As the market tightened and became more competitive and cost-conscious, CACI also need to change. “This allows us to concentrate all of our talent, no matter whether they are around solutions, and not be stovepiped into different parts of the company,” he said.

Asbury said he groups the solutions and services into two areas: One is high growth areas where spending is increasing. These solutions include cyber, health care, special operations and business solutions.

The second group may not be growing robustly, but represents high volume business such as C4ISR, investigative and litigation support, and logistics and material readiness.

“We are thinking about the market differently, and now we are taking it to the next level, so I think you’ll see us win more and larger deals going forward because we’ll have bigger organizations focused on specific segments of the market,” he said.

Asbury also help CACI land the largest acquisition of the company’s 50-year history with the $820 million acquisition of Six3 Systems, which increased CACI’s work with intelligence agencies and added $470 million in annual revenue.

CACI has been cautious with the integration of Six3 since the deal closed in November. “We bought an incredible company, so we had to be careful and get to know them,” Asbury said. “The first rule of an acquisition is do no harm.”

The addition of Six3 and the more solution-focused approach to the market has paid off with CACI’s win-rates increasing in recent months, Asbury said, but CACI hasn’t seen that translate into increased organic growth.

The market has gone through three changes, all involving a slowdown in the pace of contract actions, Asbury said.

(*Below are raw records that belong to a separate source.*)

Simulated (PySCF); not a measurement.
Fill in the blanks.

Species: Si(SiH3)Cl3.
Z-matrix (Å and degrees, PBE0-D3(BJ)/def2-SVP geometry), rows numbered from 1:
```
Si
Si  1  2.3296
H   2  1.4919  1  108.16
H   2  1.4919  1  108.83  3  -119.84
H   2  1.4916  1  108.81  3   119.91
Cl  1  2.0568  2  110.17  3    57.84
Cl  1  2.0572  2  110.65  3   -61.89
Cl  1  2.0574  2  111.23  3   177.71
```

First is the delay in contract awards. January and February were off considerably from previous years, with Asbury estimating the number to be 50 percent lower. A positive note is the pace awards began to pick up in March and April, he said.

A second change is slowdown in how contracts are managed. For example, if CACI has 20 people on a contract and two left, “the government didn’t want us to replace them,” he said. “Then with sequestration, we saw mandated reductions.”

No single customer did it more than any other, but reductions came more across the board, Asbury said.

The biggest impact was the run-rates on CACI’s professional services business, he said.

The third change involves customers who maybe have been fully or partially funded, but wanted to wait until other policy decisions were made. For example, some customers have been waiting for the signing of a bilateral security agreement in Afghanistan.

The challenges of uncertainty and changes in customer buying behaviors were the biggest issues Asbury said he faced in the past year, particularly at the Defense Department.

“We focused on the business we had there and focused on business development,” he said.

The company also focused on delivering value and affordability to their customers and the role that program managers play because they touch the customer every day, Asbury said.

“I don’t know where the bottom is, but when we get there, the actions we’ve taken this year will serve us well,” he said.